184 pp., 6 x 9, 9 illus.
An Autobiography of the Reverend Josiah Henson
This 1876 version of Josiah Henson's autobiography, the first of many editions issued by British editor John Lobb, followed the original 1849 edition and a much-expanded 1858 version. The autobiography traces Henson's life from his birth into slavery in Maryland in 1789; his escape to Canada in 1830; his participation in the founding of the Dawn Settlement for fugitive slaves in Ontario; and his several trips to England to raise funds for the settlement. Henson, who in his later years toured as the model for the Uncle Tom of Harriet Beecher Stowe's novel, describes his meeting with Stowe in 1852 and draws parallels between the histories of other Uncle Tom's Cabin characters and his own acquaintances. While Stowe herself stressed that there was no single model for her title character, she called Henson a "parallel instance" for Uncle Tom in A Key to Uncle Tom's Cabin. Reprinted multiple times in the United States and Britain in the nineteenth century and translated into several other languages, Henson's autobiography continues to reward readers with its descriptions not only of slave life in Maryland and Kentucky, but also of the business and educational ventures of escaped slaves in Ontario.

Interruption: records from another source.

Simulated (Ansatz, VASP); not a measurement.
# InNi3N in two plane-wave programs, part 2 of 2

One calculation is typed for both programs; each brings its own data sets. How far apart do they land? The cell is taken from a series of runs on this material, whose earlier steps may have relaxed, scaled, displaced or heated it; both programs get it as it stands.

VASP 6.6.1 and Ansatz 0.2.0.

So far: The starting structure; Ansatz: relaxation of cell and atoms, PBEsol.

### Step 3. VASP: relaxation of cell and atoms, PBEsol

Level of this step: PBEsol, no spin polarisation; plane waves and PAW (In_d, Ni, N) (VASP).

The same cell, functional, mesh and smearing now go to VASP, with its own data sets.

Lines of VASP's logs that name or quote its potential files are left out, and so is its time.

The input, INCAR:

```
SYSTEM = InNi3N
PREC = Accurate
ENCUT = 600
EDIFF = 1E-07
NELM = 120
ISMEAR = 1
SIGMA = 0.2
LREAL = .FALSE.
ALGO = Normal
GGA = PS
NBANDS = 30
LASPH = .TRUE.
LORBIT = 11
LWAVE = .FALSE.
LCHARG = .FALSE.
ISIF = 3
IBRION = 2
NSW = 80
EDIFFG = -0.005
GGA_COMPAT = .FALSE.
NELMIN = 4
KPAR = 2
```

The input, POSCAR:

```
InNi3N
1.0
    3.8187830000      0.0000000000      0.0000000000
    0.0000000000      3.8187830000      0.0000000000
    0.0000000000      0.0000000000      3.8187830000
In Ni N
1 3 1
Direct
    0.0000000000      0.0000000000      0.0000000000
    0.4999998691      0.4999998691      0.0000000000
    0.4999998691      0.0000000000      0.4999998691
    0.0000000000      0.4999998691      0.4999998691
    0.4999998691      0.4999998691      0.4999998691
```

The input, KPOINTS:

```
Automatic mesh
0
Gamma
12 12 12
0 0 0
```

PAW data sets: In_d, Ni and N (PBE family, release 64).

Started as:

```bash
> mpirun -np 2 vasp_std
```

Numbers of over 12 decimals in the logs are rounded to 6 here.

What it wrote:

A DOCSOUTH BOOK. This collaboration between UNC Press and the University of North Carolina at Chapel Hill Library brings selected classic works from the digital library of Documenting the American South back into print. DocSouth Books uses the latest digital technologies to make these works available as downloadable e-books or print-on-demand publications. DocSouth Books are unaltered from the original publication, providing affordable and easily accessible editions to a new generation of scholars, students, and general readers.
John Lobb, prominent British businessman and public figure, was born on August 7, 1840, in Middlesex, England; he became a lay preacher in the Methodist ministry as well as editor of successful journals. Lobb and Henson were honored with a command to meet the queen at Windsor Castle on March 5, 1877.